Madras

The Madras Book Club met yesterday for the re-launch of a well received book in the name of this glorious city.

The original book, written in Tamil, has been re-written in English by its author K.R.A.Narasiah. The meeting, true to Madras style middle class meetings, was more about Rava Upma. And sadly, the rather mediocre Upma quite easily won the contest — those who came to speak were either uninterested or uninteresting.

The author himself is an affable and slightly ageing man, who drops in trivia about the City’s history in the unlikeliest of conversations. He gives the impression of having researched his book very well and probably, the book is a very good read. The book, one is lead to believe, traces the history of Madras from the time Francis Day got a land grant from through the services of his dubash Beri Thimmappa from the local Nayak — “a strip of no man’s sand three miles long, one mile wide at its broadest[1]” — to set up a trading post for the East India Company in 1639. That land, as we know, was fortified soon into the magnificient Fort St. George.

Oft repeated history was repeated,

“It was in Madras that the first rules of governance and justice, and the red tape and record keeping that went with both, were introduced by Langhorne and Master, Yale and `Pirate’ Pitt. It was here that the oldest civic corporation was established outside Europe,” recounts the author, listing the many firsts.

St. Mary’s church was consecrated on October 28, 1680, and the marriage register records as the first entry the wedding of Elihu Yale, after who is named the Yale University in the U.S. “It was in Fort St. George that Robert Clive worked as a Writer in 1744 on a salary of £5 a year.” Clive was bored with his work; and was `on the verge of suicide on occasion’. He found his true vocation “on the battlefields around Fort St. David in Cuddalore.”

While these bits of random trivia is something every quiz loving adolescent in the city will know, Narasaiah has also taken pains to dig into various historical records — including the only written diary available from those times. The author cites a simple murder of a prostitute as the origin of the traders’ progression to being rulers. That he says, was a landmark event in terms of the local chieftains handing over judicial responsibilities to the British. This, much to the chagrin of the author, was the beginning of an empire won by default.

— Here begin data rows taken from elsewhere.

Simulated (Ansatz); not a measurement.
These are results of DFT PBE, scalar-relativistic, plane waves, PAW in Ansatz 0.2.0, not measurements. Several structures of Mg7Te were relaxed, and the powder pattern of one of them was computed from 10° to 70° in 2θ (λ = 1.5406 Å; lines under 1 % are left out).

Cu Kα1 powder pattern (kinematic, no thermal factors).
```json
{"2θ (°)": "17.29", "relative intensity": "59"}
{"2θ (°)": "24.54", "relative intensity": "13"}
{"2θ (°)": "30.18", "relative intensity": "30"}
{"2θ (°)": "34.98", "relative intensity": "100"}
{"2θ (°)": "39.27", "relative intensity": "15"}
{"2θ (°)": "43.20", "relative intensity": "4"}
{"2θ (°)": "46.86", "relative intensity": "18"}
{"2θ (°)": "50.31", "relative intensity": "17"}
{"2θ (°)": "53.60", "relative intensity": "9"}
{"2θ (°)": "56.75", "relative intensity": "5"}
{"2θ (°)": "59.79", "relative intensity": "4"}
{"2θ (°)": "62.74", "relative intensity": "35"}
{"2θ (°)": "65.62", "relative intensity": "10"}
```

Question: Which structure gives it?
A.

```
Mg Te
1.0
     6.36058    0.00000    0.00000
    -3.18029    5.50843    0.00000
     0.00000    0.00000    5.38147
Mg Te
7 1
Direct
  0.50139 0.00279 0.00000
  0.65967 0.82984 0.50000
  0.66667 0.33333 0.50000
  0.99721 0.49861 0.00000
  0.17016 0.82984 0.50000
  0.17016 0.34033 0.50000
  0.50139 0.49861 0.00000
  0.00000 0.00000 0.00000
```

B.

The subject of the book, no doubt, is something that all of us hold very dear. We don’t need to be sold on it — but what the event failed to do was, sell seriousness and purpose. S Muthiah, in his very own style, quips thus on a different occasion,

Perhaps, then, it was just the glamour of a successful author who is a big name in the Indian book world, a handsome face, a bit of stylish dressing and a St. Stephen’s eloquence. Pity the Madras Book Club can’t get that combination all the time. If it did, it might even regularly get such crowds, even a part of which would do its meagre coffers a world of good.

Sashi Tharoor and his ilk may deserve our contempt — however, that hardly absolves the rest for not even trying. The publisher of this book, a longtime blogger, gave the most insipid of speeches. The author rambled a bit and failed to tell us why he wrote this book. The journalist who was asked speak rambled some more.

Selling bad and badly selling hardly offer choice.

[1] — As read out from land records of the time with Muthiah’s inputs.